The family piled into their cars around 11 a.m. Tuesday. Frank Mason Jr. did the math and inspected the GPS. The drive from Petersburg, Va., to West Virginia University, he figured, would take close to five hours. Maybe a little more.
The family did not want to be late. At 7 p.m. Eastern time, No. 1 Kansas was facing No. 11 West Virginia at WVU Coliseum, and the family of Frank Mason III, the Jayhawks’ junior point guard, had their best opportunity to be at a game in the flesh. This was not quite a homecoming game, but it would have to do.

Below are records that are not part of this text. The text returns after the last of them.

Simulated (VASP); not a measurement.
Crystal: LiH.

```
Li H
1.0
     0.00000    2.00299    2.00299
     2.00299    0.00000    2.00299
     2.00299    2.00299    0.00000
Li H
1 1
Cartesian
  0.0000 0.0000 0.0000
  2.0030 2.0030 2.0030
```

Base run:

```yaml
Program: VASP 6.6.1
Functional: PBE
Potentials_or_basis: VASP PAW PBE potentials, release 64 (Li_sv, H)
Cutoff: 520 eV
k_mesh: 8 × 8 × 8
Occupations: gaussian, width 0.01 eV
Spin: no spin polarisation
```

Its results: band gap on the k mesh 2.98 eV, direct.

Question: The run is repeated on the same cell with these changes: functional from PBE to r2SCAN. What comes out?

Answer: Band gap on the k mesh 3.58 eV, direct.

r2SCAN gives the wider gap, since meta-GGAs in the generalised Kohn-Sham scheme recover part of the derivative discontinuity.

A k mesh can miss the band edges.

Nearly 11 hours later, after an eight-hour drive, a hazardous winter storm, a gridlocked college town and a college basketball upset, Mason Jr. stood on the floor of West Virginia’s home arena, reflecting on an exhausting day. His son had played perhaps the worst game of his college career, finishing with an uncharacteristic seven turnovers and just 12 points — six of which came on late threes. The Jayhawks’ guards were undone by West Virginia’s relentless pressure defense. They had lost for the first time since Nov. 17. Mason Jr. was disappointed, of course, but at least he and the family had made it.
“We got stuck in the traffic,” he said. “We didn’t get here until about a quarter after 7.”
In fact, Mason Jr. said, his family didn’t get to their seats until the under eight-minute timeout of the first half. In all, there were close to 25 people in the Mason traveling party, and it was easy to wonder if their presence — and totality of a nerve-wracking travel day — had any effect on Mason III, who spent part of the pregame receiving updates on his family’s status.
“That’s a possibility,” Mason Jr. said, when asked if his son might have been distracted by his family’s travel. “I’m quite sure.”
The younger Mason, who was not available to speak to reporters after the game, would have likely shot down any excuses. His father would do just that later Tuesday. So did his head coach. But his performance was so out of the norm that it was easy to wonder what happened. Before Tuesday, Mason had committed 24 turnovers in 15 games, cementing himself as the Jayhawks’ steady hand, the most valuable piece in a backcourt with another All-Big 12 candidate in Wayne Selden and another standout in Devonte’ Graham.
Just three days earlier, in a victory at Texas Tech, Mason had finished with 17 points, 10 rebounds and five assists — and even that performance seemed understated. Eight days prior, he chased Oklahoma’s Buddy Hield around Allen Fieldhouse for an entire second half and three overtimes, registering what KU coach Bill Self called the most impressive 5-for-20 shooting performance he’d ever seen in his life.
Fast forward to Tuesday night. As the Jayhawks dropped to 14-2 overall and 3-1 in the Big 12, they learned plenty of hard lessons. But none, perhaps, was more glaring than how valuable Mason can be for this team.
Unlike past Kansas point guards, such as Tyshawn Taylor, Elijah Johnson or Naadir Tharpe, Mason has been the model of consistency during his sophomore and junior seasons. A year ago, he scored in double figures in 21 straight games, sparking a KU offense that struggled to score inside. In his career, he had committed five turnovers just three times — at Florida as a freshman; at Temple last season; and against Wichita State in the NCAA Tournament. All three resulted in Kansas losses.
On Tuesday, Mason finished with four turnovers in the first half, which matched a season high, before finishing with a game-high seven. In the moments after the loss, Self credited West Virginia guard Jevon Carter for his defensive performance. The Mountaineers specialize in hounding opposing guards, and this was no exception. As such, Self did not seek to make excuses for Mason. But he did wonder about the circumstances of Tuesday, including the weather and the large contingent of family that came to Morgantown.
“You start worrying about if they can get here, and that kind of stuff,” Self said. “I said (to Mason): ‘Hey, we’ll let you know when they get here.’
“But I don’t think that was it. But that kind of stuff bothers me, because this is the only chance they have to see him play. I don’t think that was it. But he wasn’t himself.”
Mason’s father seemed to agree. As he stood on the floor at WVU Coliseum, waiting to see his son, a group of family members milled about, waiting to hand out some postgame hugs.
“He had a bad game,” Mason Jr. said. “He knows he did, and he’s just got to shake it off and do it all over again.”